State Senate Panel Looking At Education Funding
State funding for education in Illinois has dropped by hundreds of millions of dollars in the past several years. A group of state senators is looking at updating the education funding forumla.
Illinois ranks 50th among the states in its share of money going to schools. The formula used to distribute those dollars dates back to the 1990's.
Some say Illinois doesn't spend enough on schools. Others say it just needs to allocate the money more fairly. But almost all of them agree Illinois is not where it needs to be in its level of support for schools.
"That is a problem," said the Illinois Association of School Boards' Ben Schwarm, who spoke during a Senate panel. "The number of teachers that have been let go over the last two years is amazing. That does not help education."
The amount of money Illinois says should be the minimum per student has remained flat several years in a row, and the state isn't even paying the full amount — money is so tight, it could only pay 89 percent last year.
"Our own advisory council says that we're behind by about $2,500 a child," said Robin Steans, who's with the advocacy group Advance Illinois.
Steans was referring to the amount Illinois says should be spent per student. Wealthier districts can easily exceed that level with local property taxes, but the state has to help poorer districts meet the target.
Except Illinois' figure has been flat for several years -- and it has not been able to afford the full amount anyway. Steans said it will take a long time to get funding where it should be.

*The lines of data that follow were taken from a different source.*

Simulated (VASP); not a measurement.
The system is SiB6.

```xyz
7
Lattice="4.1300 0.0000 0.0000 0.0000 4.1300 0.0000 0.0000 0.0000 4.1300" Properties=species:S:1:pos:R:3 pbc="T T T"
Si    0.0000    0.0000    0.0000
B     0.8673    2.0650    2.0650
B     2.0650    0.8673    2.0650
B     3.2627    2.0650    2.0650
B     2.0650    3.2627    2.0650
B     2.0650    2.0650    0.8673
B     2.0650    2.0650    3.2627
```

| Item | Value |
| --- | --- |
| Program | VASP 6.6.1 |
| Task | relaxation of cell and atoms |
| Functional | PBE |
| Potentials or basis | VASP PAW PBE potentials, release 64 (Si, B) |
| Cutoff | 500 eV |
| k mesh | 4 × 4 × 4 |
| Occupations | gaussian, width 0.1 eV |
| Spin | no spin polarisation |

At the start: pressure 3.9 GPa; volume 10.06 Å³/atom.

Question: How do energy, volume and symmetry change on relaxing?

"We can't think of it as a 1- or 2-year solution, we are going to have to have a 4- or 5-, 6-, 7-year strategy in mind for how we're going to do that," Steans said. "And we're going to have to have the political will to not only aspire to that, but then actually see it through."
Senators say their focus is not on how much Illinois spends on education, but rather how that money is divvied up among Illinois' 862 school districts.
The committee is supposed to report back to the Senate leaders by February of next year.